The consolidated financial statements include the consolidated operations of the Company and its majority-owned subsidiaries including Piedmont Coca-Cola Bottling Partnership ("Piedmont"). The noncontrolling interest primarily consists of The Coca-Cola Company's interest in Piedmont, which was 22.7% for all periods presented.
Our Business and the Nonalcoholic Beverage Industry
The Company produces, markets and distributes nonalcoholic beverages, primarily products of The Coca-Cola Company, which include some of the most recognized and popular beverage brands in the world. The Company is the largest independent bottler of products of The Coca-Cola Company in the United States, distributing these products in eleven states primarily in the Southeast. The Company also distributes several other beverage brands. These product offerings include both sparkling and still beverages. Sparkling beverages are carbonated beverages including energy products. Still beverages are noncarbonated beverages such as bottled water, tea, ready to drink coffee, enhanced water, juices and sports drinks. The Company had full year net sales of $1.6 billion in 2011.
The nonalcoholic beverage market is highly competitive. The Company's competitors include bottlers and distributors of nationally and regionally advertised and marketed products and private label products. In each region in which the Company operates, between 85% and 95% of sparkling beverage sales in bottles, cans and other containers are accounted for by the Company and its principal competitors, which in each region includes the local bottler of Pepsi-Cola and, in some regions, the local bottler of Dr Pepper, Royal Crown and/or 7-Up products. The sparkling beverage category (including energy products) represents 81% of the Company's YTD 2012 bottle/can net sales.

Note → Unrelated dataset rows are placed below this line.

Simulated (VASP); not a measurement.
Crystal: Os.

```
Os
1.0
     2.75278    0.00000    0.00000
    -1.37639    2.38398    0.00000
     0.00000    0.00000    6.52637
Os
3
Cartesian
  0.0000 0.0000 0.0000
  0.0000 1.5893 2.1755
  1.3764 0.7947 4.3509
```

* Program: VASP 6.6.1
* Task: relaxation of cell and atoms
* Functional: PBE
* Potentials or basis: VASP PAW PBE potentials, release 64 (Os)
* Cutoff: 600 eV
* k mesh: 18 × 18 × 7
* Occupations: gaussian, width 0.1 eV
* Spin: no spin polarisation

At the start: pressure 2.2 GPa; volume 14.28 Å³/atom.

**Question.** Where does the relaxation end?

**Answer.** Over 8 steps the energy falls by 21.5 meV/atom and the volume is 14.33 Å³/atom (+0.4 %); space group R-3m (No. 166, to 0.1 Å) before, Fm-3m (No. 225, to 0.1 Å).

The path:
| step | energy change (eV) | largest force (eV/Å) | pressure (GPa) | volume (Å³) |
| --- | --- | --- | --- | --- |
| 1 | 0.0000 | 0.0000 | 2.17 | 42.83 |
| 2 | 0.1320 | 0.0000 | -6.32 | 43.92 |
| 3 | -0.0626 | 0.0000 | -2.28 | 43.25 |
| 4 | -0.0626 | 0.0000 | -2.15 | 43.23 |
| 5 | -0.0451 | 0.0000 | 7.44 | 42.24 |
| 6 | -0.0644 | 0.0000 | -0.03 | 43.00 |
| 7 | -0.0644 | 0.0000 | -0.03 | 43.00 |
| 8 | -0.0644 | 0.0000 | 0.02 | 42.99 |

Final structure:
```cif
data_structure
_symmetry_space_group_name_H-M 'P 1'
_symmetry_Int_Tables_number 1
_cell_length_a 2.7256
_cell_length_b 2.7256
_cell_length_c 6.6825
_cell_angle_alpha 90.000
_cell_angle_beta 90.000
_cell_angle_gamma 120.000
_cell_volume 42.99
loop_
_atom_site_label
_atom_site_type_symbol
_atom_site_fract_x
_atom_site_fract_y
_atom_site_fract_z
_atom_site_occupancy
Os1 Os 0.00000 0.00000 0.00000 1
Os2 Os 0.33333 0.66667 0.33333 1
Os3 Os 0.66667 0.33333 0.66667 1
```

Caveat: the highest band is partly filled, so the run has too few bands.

The principal methods of competition in the nonalcoholic beverage industry are point-of-sale merchandising, new product introductions, new vending and dispensing equipment, packaging changes, pricing, price promotions, product quality, retail space management, customer service, frequency of distribution and advertising. The Company believes it is competitive in its territories with respect to each of these methods.
Historically, operating results for the third quarter and the first nine months of the fiscal year have not been representative of results for the entire fiscal year. Business seasonality results primarily from higher unit sales of the Company's products in the second and third quarters versus the first and fourth quarters of the fiscal year. Fixed costs, such as depreciation expense, are not significantly impacted by business seasonality.
The Company performs its annual impairment test of franchise rights and goodwill as of the first day of the fourth quarter. During YTD 2012, the Company did not experience any triggering events or changes in circumstances that indicated the carrying amounts of the Company's franchise rights or goodwill exceeded fair values. As such, the Company has not recognized any impairments of franchise rights or goodwill.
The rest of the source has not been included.